Some notes about this code.

  • Since it's throwaway code, there is not much error handling. If opening the file or the regex processing fails, it'll just crash with an unhandled exception. But it was fine for my purposes.
  • Parallel.ForEach is not an ideal approach for this scenario, since this work is not CPU-bound, but IO-bound.
    What I would've rather done is to stay on one thread, start a bunch of asynchronous touch operations with TouchAsync, and then wait for all the tasks to finish in parallel with Task.WaitAll(). However, for some reason this approach didn't work for me, TouchAsync() throws an exception, and I couldn't figure out why, so I just stick with Parallel.ForEach (again, throwaway code).
  • I think reading in the giant json file is not the most performant, when we're doing Skip and Take, and then ToArray, we are probably doing a copy, but I didn't want to spend more time to optimize.
  • There is no science behind the batch size and chunk size values, I tried a couple of different ones, and these seemed to be the best.

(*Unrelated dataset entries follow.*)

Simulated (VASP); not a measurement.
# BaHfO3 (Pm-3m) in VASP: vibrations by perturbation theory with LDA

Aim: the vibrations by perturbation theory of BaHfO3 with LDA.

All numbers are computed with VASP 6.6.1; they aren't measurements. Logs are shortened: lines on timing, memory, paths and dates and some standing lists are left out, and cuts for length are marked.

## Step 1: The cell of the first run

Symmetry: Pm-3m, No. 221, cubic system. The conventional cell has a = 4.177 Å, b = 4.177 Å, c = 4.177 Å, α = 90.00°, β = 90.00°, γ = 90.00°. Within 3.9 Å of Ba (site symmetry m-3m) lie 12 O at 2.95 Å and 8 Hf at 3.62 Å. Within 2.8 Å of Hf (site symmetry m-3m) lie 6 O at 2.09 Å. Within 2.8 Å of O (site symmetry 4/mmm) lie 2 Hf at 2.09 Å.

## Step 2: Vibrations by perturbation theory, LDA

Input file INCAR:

The performance of this script will probably vary a lot depending on your network speed, the distance between you and your Couchbase server, the number of nodes in the cluster, and their performance, etc. In my case the script was processing ~500 documents per second, so running it for 17,000,000 million items took approximately 10 hours.

By running this application, we can watch the progress in the terminal window.
If it crashes in the middle for any reason (for example we are disconnected from the network), or you have to turn off your machine, don't worry. Simply take a note of what was the last batch you processed, then change the cnt variable to that value, and start it again.

One thing to keep in mind is that this approach only updates the documents which are in the bucket at the time of downloading the json of the view, so this is ideal to use when we've already updated our application code to take care of the expiry of new documents.

I hope this post can save some time for people struggling with the same issue. And if you manage to figure out a more sophisticated approach to do this, all suggestions are welcome in the comments.